UR Student Combats Youth Unemployment in Nigeria

University of Richmond Student Receives Projects for Peace Award to Explore Use of Traditional Apprenticeship Program to Solve Employment Issues in Sub-Saharan Africa
September 29, 2022

Pictured Above: University of Richmond student Amara Ugochukwu (front right) spent her summer in Nigeria working on a project to help solve youth unemployment. The project included exploring vendors at a local market. Photo courtesy of Ugochukwu.

UNIVERSITY OF RICHMOND — Amara Ugochukwu, a University of Richmond junior from Essen, Germany, received a $10,000 Davis Projects for Peace grant to support her project to combat youth unemployment in Nigeria.

Projects for Peace is an initiative supporting college students on grassroots projects designed to build peace.

Amara Ugochukwu headshotUgochukwu decided to focus on Nigerian youth unemployment (ages 15 to 24), which has increased dramatically in recent years. She based her project on the traditional apprenticeship system of “Imu Ahia,” which translates to “learning the market” in Igbo. The concept entails businessmen taking in poor youth in their community to teach them their craft.

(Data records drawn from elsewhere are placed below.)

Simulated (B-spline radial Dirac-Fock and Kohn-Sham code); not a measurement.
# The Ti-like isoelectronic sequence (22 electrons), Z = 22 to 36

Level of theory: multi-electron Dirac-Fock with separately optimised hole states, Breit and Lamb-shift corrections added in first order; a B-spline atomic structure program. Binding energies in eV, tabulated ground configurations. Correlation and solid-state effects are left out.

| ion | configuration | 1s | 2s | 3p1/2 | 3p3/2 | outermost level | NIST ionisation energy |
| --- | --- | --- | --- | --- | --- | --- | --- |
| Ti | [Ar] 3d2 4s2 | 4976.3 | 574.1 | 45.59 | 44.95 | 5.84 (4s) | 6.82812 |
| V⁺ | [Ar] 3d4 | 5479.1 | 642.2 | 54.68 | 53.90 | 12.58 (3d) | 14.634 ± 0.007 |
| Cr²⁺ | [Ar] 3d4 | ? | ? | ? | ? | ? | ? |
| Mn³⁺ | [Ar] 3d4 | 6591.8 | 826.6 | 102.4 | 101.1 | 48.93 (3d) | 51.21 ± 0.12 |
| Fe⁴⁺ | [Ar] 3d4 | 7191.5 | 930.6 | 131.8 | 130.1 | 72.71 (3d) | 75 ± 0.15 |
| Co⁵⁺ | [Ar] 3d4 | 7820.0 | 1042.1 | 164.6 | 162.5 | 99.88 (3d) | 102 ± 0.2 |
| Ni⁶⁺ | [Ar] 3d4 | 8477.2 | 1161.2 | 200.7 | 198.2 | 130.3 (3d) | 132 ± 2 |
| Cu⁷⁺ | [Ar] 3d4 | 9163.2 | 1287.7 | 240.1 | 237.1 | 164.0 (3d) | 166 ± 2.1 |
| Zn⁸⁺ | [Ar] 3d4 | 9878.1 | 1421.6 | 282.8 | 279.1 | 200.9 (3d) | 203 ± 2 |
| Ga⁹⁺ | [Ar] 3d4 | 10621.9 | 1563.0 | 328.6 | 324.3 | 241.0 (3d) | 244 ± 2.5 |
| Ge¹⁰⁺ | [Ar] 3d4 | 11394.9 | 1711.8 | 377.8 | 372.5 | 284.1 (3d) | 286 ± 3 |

“As an aspiring development economist with roots in southeastern Nigeria, I spend a lot of my free time researching pressing issues in the region,” said Ugochukwu, who is double majoring in political science and mathematical economics. “This project is founded on the premise that solutions to indigenous people’s problems can be solved by using systems that worked in the past, adapting those to the present, and using technology and other modern tools to scale them. The methods are more likely to succeed if local communities already feel connected to them, and Imu Ahia is especially successful because it’s rooted in mutualism.”

Ugochukwu, who completed her project over the summer, partnered with faculty from Lagos Business School to explore scaling the Imu Ahia system into a condensed workshop setting. The workshop was held at the Ajegunle Business School, which offers workshop spaces for locals in low-income areas to learn new skills. As part of the workshop, Ugochukwu facilitated conversations, demonstrations, and hands-on learning opportunities for 15 participants. They explored vendors at a local market and practiced negotiation and business strategies with workshop leaders and shop owners. All workshop participants received diplomas from the business school to aid with their employment opportunities. 

Ugochukwu, who is currently studying abroad in the United Kingdom, intends to continue this research and is working on a paper she hopes to publish centering on the workshop experience.  

Twenty-three University of Richmond students have received support from Projects for Peace. Projects in the past few years have included a podcast for Afghan refugees and immigrants, energy efficiency kits for minoritized peoples, support for women’s reproductive health education, economic empowerment of women in Bolivia, and creating a library for school children in Kenya.